What followed was a period of extraordinary growth. Yes Bank positioned itself as the "Professionals' Bank of India," focusing heavily on corporate banking and building relationships with major business houses. The bank's aggressive growth strategy paid off spectacularly. By 1999, just as Yes Bank was taking shape in the founders' minds, ICICI became the first Indian company to list on the New York Stock Exchange. This milestone inspired Indian private banks to think globally.

The bank won accolades that validated its ambitions: Best Bank for SMEs in India from Asiamoney magazine, Global Winner for Payments from The Banker, Bank of the Year India Award in 2015 and 2017, and recognition as the Asian Banker Strongest Bank in India multiple times between 2012 and 2016.


The Tragedy That Changed Everything

November 26, 2008 changed Yes Bank's trajectory forever. During the horrific 26/11 terrorist attacks in Mumbai, co-founder and Chairman Ashok Kapur was killed while dining at the Trident Hotel.

His death left Rana Kapoor in complete control. What followed became a source of deep controversy. Within a few years, Kapoor allegedly attempted to erase Kapur's role from the bank's history. In December 2012, when Kapoor published a brief history of Yes Bank, there was shockingly no mention of the co-founder who had helped build it.

This sparked a bitter feud with Madhu Kapur, Ashok's widow, who wanted her daughter Shagun Gogia to represent the family's shareholding on the board. Multiple attempts between 2009 and 2013 were rejected. The family politics that should have remained private began casting shadows over the institution.


The Cracks Begin to Show

While the feud simmered, Yes Bank continued its aggressive lending. But the Reserve Bank of India's asset quality reviews in 2017 and 2018 exposed uncomfortable truths. The bank had significant exposure to stressed sectors and companies unable to repay loans. Non-performing assets were mounting.

By September 2018, the RBI ordered Kapoor to step down from his CEO position by January 2019. His replacement, Ravneet Gill, inherited a bank with serious problems. Despite attempts to raise capital, the financial position deteriorated rapidly. In September 2016, Yes Bank had scrapped a proposed $1 billion share sale due to market conditions. By early 2020, it became clear that time was running out.


The Crisis That Shook India

On March 5, 2020, the financial world woke up to shocking news. The Reserve Bank of India had placed Yes Bank under a 30-day moratorium, superseding its board. Customers could withdraw only Rs 50,000 from their accounts. For a bank with deposits exceeding Rs 2 lakh crore, this was catastrophic.

The RBI's statement was damning. Yes Bank had failed to raise new funding to cover non-performing assets, made inaccurate statements about its ability to receive new funding, and underreported NPAs. The bank's gross NPA ratio had ballooned from around 1% in earlier years to over 16%.

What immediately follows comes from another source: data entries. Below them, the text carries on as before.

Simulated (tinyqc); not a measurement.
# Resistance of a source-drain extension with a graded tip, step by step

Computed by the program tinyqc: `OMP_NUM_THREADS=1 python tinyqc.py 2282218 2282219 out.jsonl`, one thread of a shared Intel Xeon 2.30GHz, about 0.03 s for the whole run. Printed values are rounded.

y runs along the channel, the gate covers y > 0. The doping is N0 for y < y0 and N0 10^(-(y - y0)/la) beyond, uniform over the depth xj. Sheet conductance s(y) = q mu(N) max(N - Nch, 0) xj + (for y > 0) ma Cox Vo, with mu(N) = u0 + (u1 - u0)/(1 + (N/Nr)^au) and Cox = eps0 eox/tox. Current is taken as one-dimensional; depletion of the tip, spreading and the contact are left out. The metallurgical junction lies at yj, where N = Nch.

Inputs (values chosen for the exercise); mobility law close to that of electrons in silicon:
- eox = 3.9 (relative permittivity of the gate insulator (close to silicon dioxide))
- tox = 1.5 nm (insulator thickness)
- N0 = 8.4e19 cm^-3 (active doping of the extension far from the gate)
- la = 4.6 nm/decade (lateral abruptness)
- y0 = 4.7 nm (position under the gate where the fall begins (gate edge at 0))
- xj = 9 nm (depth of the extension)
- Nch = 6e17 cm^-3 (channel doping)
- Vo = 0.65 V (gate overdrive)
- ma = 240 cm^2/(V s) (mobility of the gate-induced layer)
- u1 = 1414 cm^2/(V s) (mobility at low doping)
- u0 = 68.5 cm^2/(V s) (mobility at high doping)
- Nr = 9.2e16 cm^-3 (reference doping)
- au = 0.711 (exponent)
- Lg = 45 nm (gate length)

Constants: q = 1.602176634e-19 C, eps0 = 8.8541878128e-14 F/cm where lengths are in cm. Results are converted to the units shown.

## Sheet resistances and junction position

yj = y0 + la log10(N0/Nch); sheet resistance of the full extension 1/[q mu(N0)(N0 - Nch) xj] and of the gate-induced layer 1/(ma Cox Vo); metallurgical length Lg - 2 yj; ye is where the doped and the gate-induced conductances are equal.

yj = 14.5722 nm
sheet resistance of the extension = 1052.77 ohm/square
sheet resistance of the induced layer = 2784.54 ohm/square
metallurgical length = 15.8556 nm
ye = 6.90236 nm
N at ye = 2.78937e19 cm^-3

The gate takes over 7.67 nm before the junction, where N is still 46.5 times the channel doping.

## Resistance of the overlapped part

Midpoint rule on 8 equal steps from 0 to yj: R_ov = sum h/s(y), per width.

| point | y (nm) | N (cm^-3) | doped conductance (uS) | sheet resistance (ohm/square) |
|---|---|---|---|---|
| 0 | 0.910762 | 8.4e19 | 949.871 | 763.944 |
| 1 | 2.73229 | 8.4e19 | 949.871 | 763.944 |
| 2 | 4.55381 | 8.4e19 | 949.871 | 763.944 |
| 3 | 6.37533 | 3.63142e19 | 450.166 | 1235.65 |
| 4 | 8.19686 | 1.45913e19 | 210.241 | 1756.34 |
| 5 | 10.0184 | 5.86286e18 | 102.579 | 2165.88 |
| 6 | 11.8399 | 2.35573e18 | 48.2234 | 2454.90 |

ICRA immediately downgraded Yes Bank's Rs 526 billion in core bonds to "D" rating—default territory. Moody's slashed ratings to Caa3. The bank's share price, which had traded at Rs 404 in August 2018, collapsed to a record low of Rs 5.65.

The moratorium disrupted e-commerce services across India. UPI payments failed. Panic spread. For three tense days, India held its breath wondering if a major bank would collapse.


The Rescue: India's First Bank-Led Reconstruction

On March 13, 2020, the Union Cabinet approved an unprecedented reconstruction scheme. State Bank of India would inject capital and take a 49% stake, leading a consortium that included ICICI Bank, HDFC Bank, Axis Bank, Kotak Mahindra Bank, and prominent investors like Rakesh Jhunjhunwala, Radhakishan Damani, and Azim Premji Trust.

Seven investors infused Rs 120 billion into Yes Bank. Prashant Kumar, former CFO of State Bank of India, was appointed as the new MD and CEO. Sunil Mehta, former non-executive chairman of Punjab National Bank, became the non-executive chairman.

The moratorium ended on March 18, 2020—ahead of schedule. Banking operations resumed, though under strict oversight. The RBI extended a Rs 600 billion credit line; Yes Bank borrowed Rs 500 billion and repaid it by September. RBI Governor Shaktikanta Das reassured the nation: "Never in the history of banks in India have depositors lost money."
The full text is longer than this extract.